Approximately a third of mortgage brokers’ buy to let business will come from limited company clients in the next few years.
The prediction came from Mortgages for Business chief executive David Whittaker. Whittaker stated that there remained ‘considerable opportunity’ for mortgage brokers in the buy to let sector, despite a shrinking rental market.
At the Financial Services Expo in Manchester, Whittaker stated that falls in buy to let lending were beginning to stabilise but an uptick is not on the horizon. He said: ‘In 2018 we expect there to be £32 billion of gross lending, and this will fall to £28 billion in 2019. However we do believe this will have bottomed out by 2020, and a reshaped buy to let market is where advisers will do very well.’

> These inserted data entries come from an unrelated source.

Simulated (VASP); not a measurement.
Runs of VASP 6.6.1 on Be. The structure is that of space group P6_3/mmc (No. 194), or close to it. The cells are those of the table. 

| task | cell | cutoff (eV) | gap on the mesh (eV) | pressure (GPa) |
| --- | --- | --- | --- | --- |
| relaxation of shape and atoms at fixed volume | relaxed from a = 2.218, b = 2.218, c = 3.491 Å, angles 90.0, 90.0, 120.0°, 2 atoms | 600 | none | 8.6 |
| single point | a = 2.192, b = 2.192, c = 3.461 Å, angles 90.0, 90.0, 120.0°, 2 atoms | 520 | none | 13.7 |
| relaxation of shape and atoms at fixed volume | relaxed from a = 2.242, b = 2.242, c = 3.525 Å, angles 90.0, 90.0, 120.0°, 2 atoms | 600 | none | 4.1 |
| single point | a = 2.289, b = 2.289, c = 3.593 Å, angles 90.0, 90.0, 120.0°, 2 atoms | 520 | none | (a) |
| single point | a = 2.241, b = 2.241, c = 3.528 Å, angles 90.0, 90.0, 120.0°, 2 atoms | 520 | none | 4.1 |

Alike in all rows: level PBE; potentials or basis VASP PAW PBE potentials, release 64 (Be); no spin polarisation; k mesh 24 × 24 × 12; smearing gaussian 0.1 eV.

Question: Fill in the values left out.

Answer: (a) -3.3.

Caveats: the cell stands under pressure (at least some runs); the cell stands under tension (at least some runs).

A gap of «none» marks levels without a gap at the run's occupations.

Research from Mortgages for Business suggests that the buy to let market is currently evenly split between limited company and sole name business. However, seven out of 10 new purchases are now completed via a limited company structure proving its popularity.
According to One Savings Bank sales director Adrian Moloney, 17 lenders now offer close to 300 limited company products for mortgage brokers to choose from.
Whittaker also called for increased transparency from for buy to let lenders regarding their policies for properties that fail the new Energy Performance Certificate regulations.
The regulations that came into force on 1 April this year make it illegal for landlords to start new tenancies if a property has an EPC rating of F or G.
Whittaker said: ‘What will lenders’ position be on properties which don’t make the grade?
As of now only three lenders have made their position clear on this issue. Clients will need the right EPCs on all their properties, but 4.3 per cent of properties are currently in the worst ‘G’ rating – and over 11 per cent of these are in the private rental sector so this could be a major issue.’